The ideology and politics of Hindutva are geared to protecting and promoting the hegemony of 'high' caste Hindu elites. The twisted logic of 'Hindu majoritarianism' is deployed in the service of the immensely powerful 'high' castes, who form only a minority of the 'Hindu ' population. Claiming to speak on behalf of all 'Hindus', Hindutva formations have made no bones about defending 'upper' caste privilege.

This is clearly evident in their opposition to caste-based reservations, although, from time to time, some Hindutva leaders, driven by political compulsions, may appear to support protective discrimination for Dalits, Adivasis and the Other Backward Classes (OBCs). But on the issue of extending such provisions to 'low' caste Muslims and Christians, who form the vast majority of the Indian Muslim and Christian population, Hindutva ideologues are unanimous in their vehement opposition. They have stiffly denounced moves to extend caste-based quotas to these groups, although these communities continue to be discriminated against and are among the poorest of India's poor. They argue that since Islam and Christianity do not sanction caste, 'low' caste Muslims and Christians have no right to be treated by the state on par with 'low' caste 'Hindus' for purposes of affirmative action.
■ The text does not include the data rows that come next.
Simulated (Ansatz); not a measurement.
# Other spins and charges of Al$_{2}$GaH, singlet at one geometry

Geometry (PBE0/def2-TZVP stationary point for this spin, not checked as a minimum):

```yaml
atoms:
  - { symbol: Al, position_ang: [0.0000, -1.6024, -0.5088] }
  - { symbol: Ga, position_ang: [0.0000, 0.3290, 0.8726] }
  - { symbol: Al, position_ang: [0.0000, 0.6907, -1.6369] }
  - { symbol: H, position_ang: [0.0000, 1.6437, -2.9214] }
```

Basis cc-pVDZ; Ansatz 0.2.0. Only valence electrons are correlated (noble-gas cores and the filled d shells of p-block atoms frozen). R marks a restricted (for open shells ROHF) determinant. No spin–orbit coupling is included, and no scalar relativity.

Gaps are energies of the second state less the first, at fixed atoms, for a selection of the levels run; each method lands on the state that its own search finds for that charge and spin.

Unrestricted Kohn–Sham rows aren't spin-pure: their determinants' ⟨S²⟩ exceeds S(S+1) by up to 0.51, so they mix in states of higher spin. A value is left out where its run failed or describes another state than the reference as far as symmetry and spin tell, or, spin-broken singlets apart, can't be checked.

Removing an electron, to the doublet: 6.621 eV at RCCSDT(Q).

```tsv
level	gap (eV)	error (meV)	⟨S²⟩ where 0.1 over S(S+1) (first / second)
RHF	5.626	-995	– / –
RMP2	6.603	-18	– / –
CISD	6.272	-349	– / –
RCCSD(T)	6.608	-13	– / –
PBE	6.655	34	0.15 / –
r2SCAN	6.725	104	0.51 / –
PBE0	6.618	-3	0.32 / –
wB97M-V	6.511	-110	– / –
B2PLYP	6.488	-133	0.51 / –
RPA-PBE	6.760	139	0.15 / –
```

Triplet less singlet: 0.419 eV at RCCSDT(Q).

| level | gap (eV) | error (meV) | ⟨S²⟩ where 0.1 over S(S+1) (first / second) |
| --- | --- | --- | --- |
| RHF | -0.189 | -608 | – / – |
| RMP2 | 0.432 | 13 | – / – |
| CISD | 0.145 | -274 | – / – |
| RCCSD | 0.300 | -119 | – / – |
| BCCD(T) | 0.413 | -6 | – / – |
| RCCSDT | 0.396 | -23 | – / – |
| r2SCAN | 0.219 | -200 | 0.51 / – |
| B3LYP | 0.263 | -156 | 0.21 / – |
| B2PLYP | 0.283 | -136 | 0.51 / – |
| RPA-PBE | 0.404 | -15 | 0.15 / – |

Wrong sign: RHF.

A good illustration of this distorted logic is an article by a Hindutva polemicist Sandhya Jain that appeared some months ago in the Organiser , the official mouthpiece of the RSS (23 July 2006). Titled 'Minorities Cannot Ask for Caste Quotas', the article denounces proposals for reservations for 'low' caste Muslims and Christians. Caste, Jain writes, going against what Hindutva apologists otherwise often insist about caste being allegedly alien to Hinduism, ' is the building block of Hindu society'. The romanticized picture of the caste system that she goes on to paints is deliberately designed to conceal its horrors, including the cruel oppression of the 'low' caste majority that receives sanction from the Brahminical religion.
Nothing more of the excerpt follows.